Science and Research Content

College publishers awarded favourable ruling in copyright infringement suit -

Publishers John Wiley & Sons, Inc., McGraw-Hill Education, Pearson Education, Inc. and Cengage Learning, Inc. have announced a favorable ruling and damages award in a copyright infringement case against two online booksellers - Jun Liao and Zhengshu Gu. The publishers' lawsuit alleged that Liao and Gu engaged in the illegal importation, promotion and sale within the US of foreign edition textbooks manufactured by the publishers for distribution only in certain overseas territories.

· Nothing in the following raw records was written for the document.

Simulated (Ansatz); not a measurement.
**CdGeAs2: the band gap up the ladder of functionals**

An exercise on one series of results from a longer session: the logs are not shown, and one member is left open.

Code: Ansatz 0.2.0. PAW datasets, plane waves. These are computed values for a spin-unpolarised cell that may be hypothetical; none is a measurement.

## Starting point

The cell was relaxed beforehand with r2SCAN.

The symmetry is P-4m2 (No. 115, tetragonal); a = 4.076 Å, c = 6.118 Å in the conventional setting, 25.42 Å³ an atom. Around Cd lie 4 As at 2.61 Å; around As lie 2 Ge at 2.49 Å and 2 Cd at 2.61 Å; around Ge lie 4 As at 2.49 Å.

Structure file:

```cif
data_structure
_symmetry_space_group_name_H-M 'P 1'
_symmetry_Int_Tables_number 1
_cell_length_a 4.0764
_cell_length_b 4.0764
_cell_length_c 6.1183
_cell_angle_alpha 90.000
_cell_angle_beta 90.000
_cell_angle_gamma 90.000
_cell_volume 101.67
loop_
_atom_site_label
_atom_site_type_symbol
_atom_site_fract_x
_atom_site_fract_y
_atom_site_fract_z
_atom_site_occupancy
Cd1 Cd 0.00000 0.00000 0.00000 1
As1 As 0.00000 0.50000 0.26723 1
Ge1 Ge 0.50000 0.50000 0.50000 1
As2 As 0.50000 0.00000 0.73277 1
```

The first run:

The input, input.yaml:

The summary judgment in favour of the publishers includes an award of over $125,000 in statutory damages and permanently enjoins the defendants from further infringing the publishers' copyrights. This lawsuit demonstrates the publishers' ongoing commitment to combatting illegal importation of restricted foreign editions, which unlawful importation infringes the publishers' copyrights and trademarks, cheats authors of their due compensation for their efforts, and stifles creativity and innovation.

In a similar move, in April 2008, publishers Oxford University Press, Cambridge University Press and SAGE Publications, supported by the Association of American Publishers (AAP), filed a lawsuit in the Atlanta federal court to stop widespread copyright infringement at Georgia State University (GSU). The publishers charged GSU officials for violating the law by systematically enabling professors to provide students with digital copies of copyrighted course readings published by the plaintiffs and several other publishers without authorisation.